Dennis Ruhl said:Is this someone's idea of humour? Haven't the IPCC "experts" pretty much been discredited for faking data and supporting fake data?
Dear Ray, Mike and Malcolm,
Once Tim’s got a diagram here we’ll send that either later today or
first thing tomorrow.
I’ve just completed Mike’s Nature trick of adding in the real temps
to each series for the last 20 years (ie from 1981 onwards) amd from
1961 for Keith’s to hide the decline. Mike’s series got the annual
land and marine values while the other two got April-Sept for NH land
N of 20N. The latter two are real for 1999, while the estimate for 1999
for NH combined is +0.44C wrt 61-90. The Global estimate for 1999 with
data through Oct is +0.35C cf. 0.57 for 1998.
Thanks for the comments, Ray.
Cheers
Phil
The study, the most extensive in a series of reports, examines global warming but does not investigate a cause or a solution.
PPCLI Guy said:Nowhere in that piece is it suggested that human activity has caused or even contributed to global warming. In fact, it is clearly stated that:
I applaud this kind of science, as it avoids the unnecessary politicization of the facts.
Haletown said:"Glaciers and sea ice are melting" . . . well their first claim is bogus.
So the first claim by these researchers is incorrect . . . let the slippery slope continue.
PARIS (AFP) - – Estimates of the rate of ice loss from Greenland and West Antarctica, one of the most worrying questions in the global warming debate, should be halved, according to Dutch and US scientists.
In the last two years, several teams have estimated Greenland is shedding roughly 230 gigatonnes of ice, or 230 billion tonnes, per year and West Antarctica around 132 gigatonnes annually.
Together, that would account for more than half of the annual three-millimetre (0.2 inch) yearly rise in sea levels, a pace that compares dramatically with 1.8mm (0.07 inches) annually in the early 1960s.
But, according to the new study, published in the September issue of the journal Nature Geoscience, the ice estimates fail to correct for a phenomenon known as glacial isostatic adjustment.
This is the term for the rebounding of Earth's crust following the last Ice Age.
Glaciers that were kilometers (miles) thick smothered Antarctica and most of the northern hemisphere for tens of thousands of years, compressing the elastic crust beneath it with their titanic weight.
When the glaciers started to retreat around 20,000 years ago, the crust started to rebound, and is still doing so.
This movement, though, is not just a single vertical motion, lead researcher Bert Vermeersen of Delft Technical University, in the Netherlands, said in phone interview with AFP.
"A good analogy is that it's like a mattress after someone has been sleeping on it all night," he said.

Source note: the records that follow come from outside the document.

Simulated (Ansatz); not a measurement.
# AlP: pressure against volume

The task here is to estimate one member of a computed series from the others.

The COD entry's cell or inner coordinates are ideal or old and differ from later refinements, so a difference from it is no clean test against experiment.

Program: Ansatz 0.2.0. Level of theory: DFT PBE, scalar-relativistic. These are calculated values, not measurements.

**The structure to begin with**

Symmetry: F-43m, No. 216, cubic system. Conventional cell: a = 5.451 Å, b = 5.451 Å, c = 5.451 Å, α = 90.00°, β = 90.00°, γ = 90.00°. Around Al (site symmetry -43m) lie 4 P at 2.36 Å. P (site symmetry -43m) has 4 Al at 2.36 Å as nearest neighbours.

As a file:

The weight of the sleeper creates a hollow as the material compress downwards and outwards. When the person gets up, the mattress starts to recover. This movement, seen in close-up, is both upwards and downwards and also sideways, too, as the decompressed material expands outwards and pulls on adjacent stuffing.
Often ignored or considered a minor factor in previous research, post-glacial rebound turns out to be important, says the paper.
September 7, 2010: Critical Pacific Ocean subset of UN Intergovernmental Panel on Climate Change (IPCC) temperature data now to be examined by New Zealand High Court.
In what is believed to be the first case of its kind in the world, the newly formed New Zealand Climate Science Education Trust has taken legal action against the National Institute for Water and Atmospheric Research (NIWA), a ‘Crown Research Institute’ contracted by the NZ Government to be its sole adviser on scientific issues relating to climate change. Instead of using the New Zealand Met Service temperature record that shows no warming during the last century, NIWA has adopted an “adjusted” record of seven surface stations that shows a 1 deg. C rise, almost 50% above the global average for that period.
Because there are very few long term temperature records in the Pacific Ocean, the NIWA record bears heavily disproportionate weight in determining multi-decadal trends in global average temperatures used by the UN Intergovernmental Panel on Climate Change. However, the basis for the NIWA temperature adjustments is unknown, the data and calculations that underlie the adjustment method lost, and the originator of the technique of adjustment summarily dismissed from his position at NIWA.